Smeds is the best songwriter in Fresno right now – period. His words cut quickly to the bone on the leadoff track, “Summer Air.” The first two lines: “You’ve come back to your friends now that you’re alone. You need someone to see you cry.” Any boomerang kid can recognize the song’s banging and crashing as the feelings that come with leaving, coming back, and then making an uneasy peace with your choice. The song “I Don’t Need You” is a declaration of independence, a peek past the neat and tidy guts of a song to the profound flaws of relationships. Smeds sings: “You’ve heard this song a hundred ways. They could have the same name and the story would barely change.”
There are gorgeous musical textures here, too. The song “What” sounds like a nursery rhyme dressed up as a waltz, and it summons both the delicate finger-plucking guitar of Elliott Smith as well as the blank resignation of the early Beck song “Rowboat.” The freewheeling instrumental “High Winds” feels ready-made for a road trip to the mountains, trunk loaded with fishing poles and a cooler full of beer, your hand riding the air outside the window as the road gives up the straightness of Fresno and gets more and more winding.
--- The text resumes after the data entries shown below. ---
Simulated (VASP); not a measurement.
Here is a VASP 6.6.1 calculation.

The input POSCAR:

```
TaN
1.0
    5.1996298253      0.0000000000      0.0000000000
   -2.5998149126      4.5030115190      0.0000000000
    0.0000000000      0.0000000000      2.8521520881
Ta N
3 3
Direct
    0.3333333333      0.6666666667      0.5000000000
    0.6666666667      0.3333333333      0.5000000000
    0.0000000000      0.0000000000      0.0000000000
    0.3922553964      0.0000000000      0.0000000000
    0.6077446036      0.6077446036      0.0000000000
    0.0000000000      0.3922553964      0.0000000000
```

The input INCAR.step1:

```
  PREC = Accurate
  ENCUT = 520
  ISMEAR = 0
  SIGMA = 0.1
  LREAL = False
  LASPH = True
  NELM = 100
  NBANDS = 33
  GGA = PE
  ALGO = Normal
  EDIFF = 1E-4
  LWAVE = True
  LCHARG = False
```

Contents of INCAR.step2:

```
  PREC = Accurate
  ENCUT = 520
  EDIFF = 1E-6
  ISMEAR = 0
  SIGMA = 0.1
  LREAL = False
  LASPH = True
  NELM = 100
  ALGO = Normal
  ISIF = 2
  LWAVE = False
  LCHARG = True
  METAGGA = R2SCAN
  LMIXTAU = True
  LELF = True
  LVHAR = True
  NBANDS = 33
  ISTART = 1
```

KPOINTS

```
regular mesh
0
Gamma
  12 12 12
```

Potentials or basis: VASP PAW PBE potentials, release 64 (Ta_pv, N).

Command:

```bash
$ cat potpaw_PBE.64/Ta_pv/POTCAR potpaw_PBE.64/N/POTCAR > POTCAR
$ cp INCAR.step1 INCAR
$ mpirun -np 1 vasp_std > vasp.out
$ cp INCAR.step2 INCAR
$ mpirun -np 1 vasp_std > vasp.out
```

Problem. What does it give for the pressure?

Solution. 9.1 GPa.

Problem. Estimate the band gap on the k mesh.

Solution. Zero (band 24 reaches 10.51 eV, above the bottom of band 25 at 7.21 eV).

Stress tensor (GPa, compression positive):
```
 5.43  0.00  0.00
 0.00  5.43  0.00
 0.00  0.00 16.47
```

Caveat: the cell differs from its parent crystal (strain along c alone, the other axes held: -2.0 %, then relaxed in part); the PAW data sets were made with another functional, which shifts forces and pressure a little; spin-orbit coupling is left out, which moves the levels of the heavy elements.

The standout track on the record is “Dreaming,” full of the bittersweet pangs of the place you call home. It feels like Smeds is singing to Fresno itself when he delivers such lines as, “I feel so hated by the one I always thought would love me,” and “I’m like a dog trying to run away, not knowing that he’s home.” The song’s twangy, carefree guitar amplifies the contradiction of feeling safe in a town that might not ultimately be good for you at all.
It is ultimately significant that Helicopter Circles begins with a slow, steady drumbeat like a heartbeat, and it ends with a swelling, two-minute revelry of keys and cymbals. This is the sound of working-class rock gospel, steeped in Central Valley dust, shots of whiskey, and simmering blood. The spirit will sink in.